I have a csv file like below:
http://www.a.com/1,apple
http://www.a.com/2,apple
http://www.a.com/3,apple
http://www.a.com/4,apple
...
http://www.z.com/1,flower
http://www.z.com/2,flower
http://www.z.com/3,flower
...
I want combine the csv file to new csv file like below:
"http://www.a.com/1
http://www.a.com/2
http://www.a.com/3
http://www.a.com/4",apple
"http://www.z.com/1
http://www.z.com/2
http://www.z.com/3
http://www.z.com/4",flower
I want keep the first column every cell have max 100 lines http url. Column two same value will appear in corresponding cell.
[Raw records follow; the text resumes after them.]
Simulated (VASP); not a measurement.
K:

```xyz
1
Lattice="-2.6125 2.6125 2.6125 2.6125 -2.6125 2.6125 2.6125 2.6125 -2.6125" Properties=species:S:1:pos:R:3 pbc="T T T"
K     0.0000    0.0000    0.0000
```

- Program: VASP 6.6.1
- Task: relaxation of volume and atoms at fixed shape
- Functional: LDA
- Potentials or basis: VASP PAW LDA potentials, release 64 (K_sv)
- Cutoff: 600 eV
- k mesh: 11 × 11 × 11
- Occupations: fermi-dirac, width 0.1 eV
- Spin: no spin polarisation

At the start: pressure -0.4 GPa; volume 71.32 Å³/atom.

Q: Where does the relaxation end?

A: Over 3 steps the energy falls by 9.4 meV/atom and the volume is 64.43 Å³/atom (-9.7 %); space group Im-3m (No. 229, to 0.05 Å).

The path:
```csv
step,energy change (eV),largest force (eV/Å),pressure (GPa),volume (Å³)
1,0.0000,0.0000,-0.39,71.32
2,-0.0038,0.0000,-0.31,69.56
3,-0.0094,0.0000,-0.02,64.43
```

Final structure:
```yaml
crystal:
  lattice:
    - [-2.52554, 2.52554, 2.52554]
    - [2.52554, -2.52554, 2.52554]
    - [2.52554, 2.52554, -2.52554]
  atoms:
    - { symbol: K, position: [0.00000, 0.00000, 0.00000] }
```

Is there a very simple command pattern to achieve this idea ?
I used command below:
awk '{if(NR0!=0)ORS="\t";else ORS="\n"}1' test.csv > result.csv
CodePudding user response:
1st solution: With your shown samples, please try following awk
code.
awk '
BEGIN{
s1="\""
FS=OFS=","
}
prev!=$2 && prev{
print s1 val s1,prev
val=""
}
{
val=(val?val ORS:"")$1
prev=$2
}
END{
if(val){
print s1 val s1,prev
}
}
' Input_file
2nd solution: In case your Input_file is NOT sorted with 2nd column then try following sort
awk
code.
sort -t, -k2 Input_file |
awk '
BEGIN{
s1="\""
FS=OFS=","
}
prev!=$2 && prev{
print s1 val s1,prev
val=""
}
{
val=(val?val ORS:"")$1
prev=$2
}
END{
if(val){
print s1 val s1,prev
}
}
'
Output will be as follows:
"http://www.a.com/1
http://www.a.com/2
http://www.a.com/3
http://www.a.com/4",apple
"http://www.z.com/1
http://www.z.com/2
http://www.z.com/3",flower
CodePudding user response:
Given:
cat file
http://www.a.com/1,apple
http://www.a.com/2,apple
http://www.a.com/3,apple
http://www.a.com/4,apple
http://www.z.com/1,flower
http://www.z.com/2,flower
http://www.z.com/3,flower
Here is a two pass awk
to do this:
awk -F, 'FNR==NR{seen[$2]=FNR; next}
seen[$2]==FNR{
printf("\"%s%s\",%s\n",data,$1,$2)
data=""
next
}
{data=data sprintf("%s\n",$1)}' file file
Prints:
"http://www.a.com/1
http://www.a.com/2
http://www.a.com/3
http://www.a.com/4",apple
"http://www.z.com/1
http://www.z.com/2
http://www.z.com/3",flower